Weaver: Have you received hostility or negative pushback because you’re talking about anti-racist in such a candid way?
Brownlee: I had a company for 20 years doing training but after George Floyd and Amy Cooper, which people forget happened the same day – she’s the woman in Central Park who weaponized her white womanhood, in that moment, in a split second to call the police on a Black man even though she was the person violating the law. I bring her up because it’s tragic. Amy Cooper was somebody’s boss working in the finance industry. We are likely to have an “Amy Cooper” as our neighbor, kid’s coach, a teacher, or a lawyer. That motivated me. We can make a difference in our little sphere. One of my favorite quotes by Margaret Mead is “never doubt that a small group of thoughtful, committed citizens can change the world.” So, I wrote in my Forbes careers column an article “Dear White People, 10 things you can do to advance anti-racism” and then “Dear White People, here are five uncomfortable truths your Black colleagues need you to know.”

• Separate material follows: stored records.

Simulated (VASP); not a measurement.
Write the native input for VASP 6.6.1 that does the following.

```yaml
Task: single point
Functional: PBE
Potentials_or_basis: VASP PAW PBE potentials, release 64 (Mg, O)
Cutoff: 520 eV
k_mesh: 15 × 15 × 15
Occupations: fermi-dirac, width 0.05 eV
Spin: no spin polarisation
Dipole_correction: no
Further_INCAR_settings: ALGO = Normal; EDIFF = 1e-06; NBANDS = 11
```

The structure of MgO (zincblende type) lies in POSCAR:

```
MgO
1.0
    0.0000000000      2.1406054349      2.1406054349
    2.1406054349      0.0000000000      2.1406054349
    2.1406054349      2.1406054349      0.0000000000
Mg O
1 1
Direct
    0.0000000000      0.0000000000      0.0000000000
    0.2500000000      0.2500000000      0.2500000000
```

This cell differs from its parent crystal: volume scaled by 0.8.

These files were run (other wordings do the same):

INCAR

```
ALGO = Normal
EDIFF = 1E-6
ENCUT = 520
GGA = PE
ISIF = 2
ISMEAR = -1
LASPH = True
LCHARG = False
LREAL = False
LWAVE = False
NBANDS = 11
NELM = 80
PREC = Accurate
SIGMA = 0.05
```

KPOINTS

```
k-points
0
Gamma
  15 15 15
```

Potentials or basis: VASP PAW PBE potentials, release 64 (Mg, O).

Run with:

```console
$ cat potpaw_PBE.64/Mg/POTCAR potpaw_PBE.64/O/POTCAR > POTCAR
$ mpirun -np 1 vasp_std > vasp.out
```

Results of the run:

I felt like I was a little bit of a vessel because I knew there were a lot of Black and brown people working in companies who wanted to say things but felt like they couldn’t. The feedback was overwhelmingly positive even though I have some trolls and death threats. There’s more opportunity to be bolder and I’m so glad that we continue to push on that because the change hasn’t been as significant and as durable and as lasting as I would’ve wanted it to be, but I think there has been change. I can even see it on LinkedIn. I’m on LinkedIn all the time, and the conversations change. The boldness changed; the definition of professionalism has really changed.
Weaver: What were the factors that drove that being positive?
Brownlee: Well, I think that companies were reaching out to me because they felt like they had a problem and they needed somebody to help unpack it. A lot of Black and brown people have been tired and wanted more attention on this problem. There were a lot of things that they’ve wanted to speak up about for so long.
Weaver: What’s one thing that a corporation, government agency or a non- profit can do to continue the dialogue around racism in their space?
Brownlee: I think that one of the most important things that I really like to recommend is look at the data. What are those numbers telling you? And if you see disparities then do the root cause analysis. Start with the problem and then ask why “five” times. That’s one of the techniques that I learned in industrial engineering to get to the root cause and fix that. I think that in terms of lasting, durable, significant change, we oftentimes need to change policies and processes. That’s the systemic nature of it. We need to treat it as a problem the same way we would treat other business problems to do the root cause analysis, figure out what’s causing the disparity, and then change that.